The Contemporary Art of Image Search: Iterative User Intent Expansion via Vision-Language Model

Image search is an essential and user-friendly method to explore vast galleries of digital images. However, existing image search methods heavily rely on proximity measurements like tag matching or image similarity, requiring precise user inputs for satisfactory results.To meet the growing demand for a contemporary image search engine that enables accurate comprehension of users' search intentions, we introduce an innovative user intent expansion framework. Our framework leverages visual-language models to parse and compose multi-modal user inputs to provide more accurate and satisfying results. It comprises two-stage processes: 1) a parsing stage that incorporates a language parsing module with large language models to enhance the comprehension of textual inputs, along with a visual parsing module that integrates an interactive segmentation module to swiftly identify detailed visual elements within images; and 2) a logic composition stage that combines multiple user search intents into a unified logic expression for more sophisticated operations in complex searching scenarios. Moreover, the intent expansion framework enables users to perform flexible contextualized interactions with the search results to further specify or adjust their detailed search intents iteratively. We implemented the framework into an image search system for NFT (non-fungible token) search and conducted a user study to evaluate its usability and novel properties. The results indicate that the proposed framework significantly improves users' image search experience. Particularly the parsing and contextualized interactions prove useful in allowing users to express their search intents more accurately and engage in a more enjoyable iterative search experience.
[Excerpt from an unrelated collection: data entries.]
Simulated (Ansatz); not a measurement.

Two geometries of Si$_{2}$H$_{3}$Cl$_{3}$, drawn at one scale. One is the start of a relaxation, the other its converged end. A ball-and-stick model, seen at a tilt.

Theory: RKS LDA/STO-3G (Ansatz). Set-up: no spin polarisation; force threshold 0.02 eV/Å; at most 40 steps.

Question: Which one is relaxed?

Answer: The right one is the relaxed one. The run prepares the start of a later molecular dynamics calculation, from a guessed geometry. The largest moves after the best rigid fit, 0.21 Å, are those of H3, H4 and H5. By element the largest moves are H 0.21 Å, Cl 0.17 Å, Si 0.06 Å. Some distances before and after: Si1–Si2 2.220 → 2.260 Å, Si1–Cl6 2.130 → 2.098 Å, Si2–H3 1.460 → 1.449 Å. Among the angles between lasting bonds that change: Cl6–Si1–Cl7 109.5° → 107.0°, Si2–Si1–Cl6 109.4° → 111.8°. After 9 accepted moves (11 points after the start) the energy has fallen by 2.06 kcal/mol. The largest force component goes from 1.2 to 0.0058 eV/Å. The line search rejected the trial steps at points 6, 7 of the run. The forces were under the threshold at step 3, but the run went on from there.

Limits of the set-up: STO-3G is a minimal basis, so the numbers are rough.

翻译：图像搜索是探索海量数字图像画廊中不可或缺且用户友好的方法。然而，现有图像搜索方法过度依赖标签匹配或图像相似性等邻近度量方式，需要精确的用户输入才能获得理想结果。为满足当代图像搜索引擎需要精准理解用户搜索意图的需求，我们提出了一种创新的用户意图扩展框架。该框架利用视觉-语言模型解析并组合多模态用户输入，以提供更准确满意的结果。框架包含两阶段流程：1）解析阶段：集成基于大语言模型的文本解析模块以增强文本输入理解能力，以及集成交互式分割模块的视觉解析模块，用于快速识别图像中的细粒度视觉元素；2）逻辑组合阶段：将多个用户搜索意图整合为统一逻辑表达式，以应对复杂搜索场景中的高阶操作需求。此外，该意图扩展框架支持用户与搜索结果进行灵活的语境化交互，以迭代方式进一步明确或调整其具体搜索意图。我们将该框架部署至NFT（非同质化代币）图像搜索系统，并通过用户研究评估其可用性与创新特性。结果表明，所提框架显著改善了用户的图像搜索体验，其中解析模块与语境化交互功能特别有助于用户更精确地表达搜索意图，并享受更愉悦的迭代搜索过程。